Whatever you may think of the EU Parliament, every so often it does hit the nail on the head.  A case in point is their proposed changes, next year, to the data protection regulations for companies that provide us with online services.  Action is needed; at present, it is a disaster waiting to happen.

We are all affected.  Most of the companies we do business with online, whatever they do, will be storing what they know about us in data centres owned by someone else (this is known as “the Cloud”); many people also use the Cloud for backing up data (I certainly do).  In theory it is all an excellent idea; the clever stuff happens automatically, our data is safe from natural disasters and is looked after by specialists whilst we get on with running our businesses or living our lives.

So much for the theory.  The problem is that there is a huge element of trust involved; you are placing all your personal information, and in the case of a business, information about your customers, in someone else’s hands; you believe them when they say it’s safe, and that no one can read it or hack into it from outside; but you don’t know where they’ve put it or understand how they protect it.  What’s more, it is an almost entirely unregulated and lucrative industry; this combination can easily attract chancers and ne’re-do-wells.

 It’s only a matter of time before there is a major scandal in one of these data centres, probably through incompetence, but possibly worse.  Moreover, if a data centre’s security is breached the buck usually stops with the client, not with the centre itself.  Imagine that you are a small business who uses such a service to store the details of all your customers, and some scallywag hacks into it and steals the names and addresses.  Your customers are right to be angry with you, because you did not protect their information as well as the law requires; this is despite that fact that the breach in security happened in someone else’s computer at an unknown address and over which you have no control.  Under current law, the data centre that allowed the breach might well remain unscathed.

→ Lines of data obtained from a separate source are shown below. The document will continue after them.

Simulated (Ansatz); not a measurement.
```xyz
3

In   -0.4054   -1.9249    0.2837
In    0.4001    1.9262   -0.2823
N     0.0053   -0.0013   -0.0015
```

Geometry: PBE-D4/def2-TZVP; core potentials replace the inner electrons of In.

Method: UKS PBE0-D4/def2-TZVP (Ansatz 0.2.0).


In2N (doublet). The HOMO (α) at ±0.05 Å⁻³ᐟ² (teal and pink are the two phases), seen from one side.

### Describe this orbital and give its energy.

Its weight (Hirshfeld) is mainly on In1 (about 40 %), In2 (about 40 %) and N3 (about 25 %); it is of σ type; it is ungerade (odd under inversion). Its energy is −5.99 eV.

The EU has spotted this injustice, and is proposing to act.  Not only do they want to impose much more stringent data security requirements on data centres, but they also want to make them share the consequences of any infraction.  It won’t matter where they are, either; if you use the likes of Amazon or Microsoft (both big data centre providers), even though they may not be EU companies, they would still be caught by the rules. 

The laws will have teeth, too, with fines of up to 5% of annual worldwide revenue.  Think what that would mean to Google, whose turnover is over $50 billion.

The level of these fines might also finally make the Boards of companies take data protection seriously, and a good thing too; at present, it tends to be treated as rather a nuisance and given little priority.

This is a big change to current law, and it highlights the difficulties of providing a legal framework for the internet in general, given how it completely ignores international boundaries.

I don’t think that there is any doubt that increased vigilance and regulation is needed; data is valuable, and we all have a duty to keep safe matters that we are told in confidence.  However, following the great Patrick Hutber’s rule that “Improvement means deterioration”, I’m afraid that all these “improvements” will only mean one thing; increased costs, one way or another, and it’s us who will end up paying for it.  Plus ça change, as they say in the EU.